Page MenuHomePhabricator

Observability for function-* services
Closed, ResolvedPublic

Description

Per the Wikimedia Services Policy, in order to launch the function orchestrator and evaluator services, these services need to provide operational metrics and logging, "according to the current WMF standards specified in the implementation guidelines."

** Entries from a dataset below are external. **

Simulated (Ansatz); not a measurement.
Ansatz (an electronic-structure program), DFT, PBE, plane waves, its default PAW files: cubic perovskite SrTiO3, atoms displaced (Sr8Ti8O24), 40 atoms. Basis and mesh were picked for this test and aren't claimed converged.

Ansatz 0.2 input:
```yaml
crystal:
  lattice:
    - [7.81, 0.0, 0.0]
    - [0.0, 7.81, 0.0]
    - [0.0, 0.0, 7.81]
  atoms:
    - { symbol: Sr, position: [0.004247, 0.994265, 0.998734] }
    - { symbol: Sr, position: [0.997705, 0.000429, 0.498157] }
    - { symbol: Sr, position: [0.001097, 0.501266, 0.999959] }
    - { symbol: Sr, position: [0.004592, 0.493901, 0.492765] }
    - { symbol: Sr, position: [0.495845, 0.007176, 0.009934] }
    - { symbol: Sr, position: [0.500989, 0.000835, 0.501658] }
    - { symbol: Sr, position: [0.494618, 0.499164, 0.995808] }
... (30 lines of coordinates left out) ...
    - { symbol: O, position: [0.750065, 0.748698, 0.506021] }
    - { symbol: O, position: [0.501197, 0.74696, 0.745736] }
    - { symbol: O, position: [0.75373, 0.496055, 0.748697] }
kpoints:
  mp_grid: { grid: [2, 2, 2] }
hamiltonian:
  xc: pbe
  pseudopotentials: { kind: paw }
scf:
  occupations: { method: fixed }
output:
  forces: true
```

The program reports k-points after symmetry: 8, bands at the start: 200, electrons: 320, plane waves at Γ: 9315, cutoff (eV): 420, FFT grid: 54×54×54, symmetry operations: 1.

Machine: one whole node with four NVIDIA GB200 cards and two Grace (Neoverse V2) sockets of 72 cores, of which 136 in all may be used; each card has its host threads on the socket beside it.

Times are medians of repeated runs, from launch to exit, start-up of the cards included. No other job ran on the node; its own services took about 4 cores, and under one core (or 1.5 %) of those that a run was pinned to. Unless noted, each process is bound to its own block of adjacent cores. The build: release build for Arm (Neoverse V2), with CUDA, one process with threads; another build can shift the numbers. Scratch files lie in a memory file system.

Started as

Because we're using ServiceTemplateNode, we get some basic metrics and logging by default. We'll also get some additional metrics 'for free' by virtue of running behind the Envoy reverse-proxy middleware that SRE has set up.

TODOs:

  • Determine what metrics are required to satisfy the “WMF standards” for metrics and logging mentioned in the Service Policy document.
    • After chatting with SREs, it seems like the full list of requirements are still to come. In general if we use Service Template Nodes it should take care of 90% of the requirements.
  • List all the metrics provided by ServiceTemplateNode and Envoy.
  • Determine which additional metrics we want to report which are not provided by default, and what else we want to log.
  • Determine whether ServiceTemplateNode provides APIs for custom, application-specific logging and monitoring.
    • Yes.
  • Write the code for collecting and reporting additional metrics and logging additional events.
  • Write a page on Wikitech explaining how it all works.

This task has a dependency on T307722 (Define SLIs and SLOs for function-* services) but some of the work can happen in parallel.

Event Timeline

ori updated the task description. (Show Details)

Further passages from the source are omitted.